I can predict the future.
At least I can predict what will happen when Mrs PM makes me sit down and watch a romantic comedy film with her.
Here’s what will happen – and I can guarantee it.
First, I will be able to predict the plot of the entire movie.
Second, the romantic comedy will not be funny.
Third, I will spend the entire two hours of the film, tutting, moaning and whingeing about how predictably unfunny the movie is.
My final prediction is that I will have wasted two hours of my life.
How can I be so bold in my prophecies?
Romantic comedies are rubbish.
There are hundreds of them and each time I watch them, I fool myself into thinking:
“Come on, Dave – they can’t all be bad.”
But they are – almost without exception.
And just how predictable is the plot? It’s so easy that even the world’s worst astrologer could actually forecast with a probability of 95% exactly how the story will develop, resolve and conclude.
Shall I demonstrate my predictive talents?
Boy meets girl. Boy fancies girl. Boy plucks up the courage to ask girl out with an outrageous gesture. Boy messes up. Girl feels sorry for boy. Girl goes out with boy. Boy and girl getting along fine. Boy and girl declare love for each other. Boy does something stupid. Boy and girl split up. Boy realises he has made a huge mistake. Boy offers a grand, outrageous and totally unbelievable gesture to win back girl. Boy thinks he has failed and walks off in shame. Girl chases boy. Girl declares undying love for boy. Boy declares undying love for girl. Boy and girl live happily ever after.
How did I do? I’ll bet you’re impressed, aren’t you? You could also substitute “boy” for “girl” in the first paragraph for the sequel.
I can also predict what will happen to me during the film:
Plastic Mancunian vomits. Mrs PM thumps Plastic Mancunian and declares that he “hasn’t got a romantic bone in his body”. Plastic Mancunian declares that the movie didn’t have one funny moment apart from the unintentionally funny bit when the boy cried. Mrs PM thumps Plastic Mancunian again. Plastic Mancunian makes a cup of coffee for Mrs PM, buys some flowers and chocolates and Mrs PM reluctantly forgives him because he does really know how to be romantic.
I’ve been dragged to the cinema to see some absolutely dreadful romantic comedies in my life so I can regard myself as something of an expert in the field.
The first one I really remember seeing was Pretty Woman one of the most overrated wastes of celluloid ever to grace the silver screen. A wealthy businessman hires a prostitute for a week as an escort and falls in love with her?
Do me a favour.
And what about Four Weddings and a Funeral? a movie where Hugh Grant plays the same character as he does in every other film he’s ever been in?

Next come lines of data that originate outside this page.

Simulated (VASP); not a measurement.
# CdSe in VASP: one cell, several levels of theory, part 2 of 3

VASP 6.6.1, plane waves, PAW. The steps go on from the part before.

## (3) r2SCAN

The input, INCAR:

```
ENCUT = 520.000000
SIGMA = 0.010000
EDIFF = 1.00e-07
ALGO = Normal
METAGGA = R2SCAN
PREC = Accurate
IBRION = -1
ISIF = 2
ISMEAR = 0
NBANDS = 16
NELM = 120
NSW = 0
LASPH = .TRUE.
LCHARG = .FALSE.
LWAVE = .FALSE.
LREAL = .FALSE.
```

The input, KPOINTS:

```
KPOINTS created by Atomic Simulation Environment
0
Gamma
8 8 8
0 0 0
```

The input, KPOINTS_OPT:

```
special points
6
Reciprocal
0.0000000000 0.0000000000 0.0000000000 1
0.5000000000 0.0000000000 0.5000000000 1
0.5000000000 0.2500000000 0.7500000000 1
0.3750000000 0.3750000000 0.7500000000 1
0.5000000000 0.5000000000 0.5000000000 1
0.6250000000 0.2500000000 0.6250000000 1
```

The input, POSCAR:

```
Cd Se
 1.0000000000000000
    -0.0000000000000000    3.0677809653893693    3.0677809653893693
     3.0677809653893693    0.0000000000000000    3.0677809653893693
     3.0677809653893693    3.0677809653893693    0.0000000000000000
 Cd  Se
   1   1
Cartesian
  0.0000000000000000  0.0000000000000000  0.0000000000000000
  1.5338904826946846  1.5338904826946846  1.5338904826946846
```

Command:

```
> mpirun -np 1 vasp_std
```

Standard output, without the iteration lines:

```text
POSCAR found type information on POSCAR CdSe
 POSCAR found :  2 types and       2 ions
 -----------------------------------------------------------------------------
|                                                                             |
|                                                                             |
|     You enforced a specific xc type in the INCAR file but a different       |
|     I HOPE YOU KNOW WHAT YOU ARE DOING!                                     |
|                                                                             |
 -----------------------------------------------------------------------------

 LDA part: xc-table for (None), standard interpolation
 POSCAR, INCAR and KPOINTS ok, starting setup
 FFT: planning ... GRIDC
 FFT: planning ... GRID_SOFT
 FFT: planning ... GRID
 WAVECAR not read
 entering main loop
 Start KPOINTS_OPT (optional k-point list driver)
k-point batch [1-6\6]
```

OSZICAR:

I nearly did at one point. Hugh Grant must be laughing all the way to the bank, playing the bumbling handsome Englishman with the ability to woo a woman in any romantic comedy.
Why Four Weddings and a Funeral was such a massive hit is beyond me.
In a similar vein, I had to endure Love, Actually, again starring Hugh Grant, which is full of numerous mini-romantic comedy storylines all running in parallel and all making me feel like a dog’s dinner.
This scene in particular, while to some it may seem like perfect romance, makes me wonder how anyone can believe that any man would get away with behaviour like this on Christmas Eve by coming on to another man’s wife at their own doorstep – and why those who live the romance would actually say “AWWWWWW!! Isn’t that sweet?”.
Maybe the reason is that the guy in question is Andrew Lincoln and the girl is Keira Knightly. I actually laughed aloud in the cinema at that scene but not because I thought it was funny; I thought it was so absurd that it pushed the boundaries of credibility to the limit.
“Yes Keira – I think you’re perfect and I will love you forever. But I won’t interfere with your marriage and enough is enough. Oh – and thanks for the massive snog!!”
The scene is utterly ridiculous and covered in gallons and gallons of syrup.
I would never voluntarily go to a cinema to watch a romcom. That said, I have suffered the ignominy of being present at a screening of a vomit inducing sugary mess. I sat there with Mrs PM like an hopeless wretch, watching a movie that made my brain slowly shut down.
I didn’t plan it that way. Mrs PM and I went to the cinema to see a film we both wanted to see. Alas, fate conspired against me and that particular film was sold out. I can’t remember what the film was because I have tried to cast the memory of those hours from my mind.
“What about Serendipity?” said Mrs PM.
“What’s that about?” I asked.
“I don’t know but I think its something to do with fate and destiny. John Cusack’s in it. And Kate Beckinsale.”
My male side took over. I have a soft spot for Kate Beckinsale and I know that Mrs PM likes John Cusack.
“OK,” I said. “We’ll give it a go.”
Those words came back to haunt me. I endured the most humourless romantic load of tripe I had ever been subjected to. The plot was totally unbelievable. I didn’t laugh once (apart from maybe maniacally at the absurdity of the storyline).
I wasted my money and a couple of hours of my life.
As I left the cinema, I walked up to the box office and said “Has anybody found a will to live? I’ve just lost mine.”
As far as I am concerned, romance is fine in a movie. Comedy can be brilliant.
Problems arise when the two genres are combined.
A bit of romance in a comedy film is acceptable but when the romance takes over the movie becomes rubbish. Take A Fish Called Wanda – that is a wonderfully funny film with a hint of romance but the emphasis is definitely on the comedy.
It works and it works marvellously.
Pretty Woman, Four Weddings and a Funeral, Serendipity and Love, Actually are pathetic films, immersed and saturated in gratuitous glucose and about as funny as kick up the arse.
Before you call me a cold-hearted heathen, I actually rate some pure romance films as the best I have seen – films like Casablanca, Brief Encounter, It’s A Wonderful Life and even dodgier films like Ghost and Titanic.
It seems like somebody thought When Harry Met Sally was a success so we should flood the market with films that follow the same formula/
I’m sure quite a few people will disagree with me and, as usual, I am willing to change my stance slightly if you can persuade me, dear reader.
Over to you, dear reader.
Do you think romcoms are rubbish? If not – why not?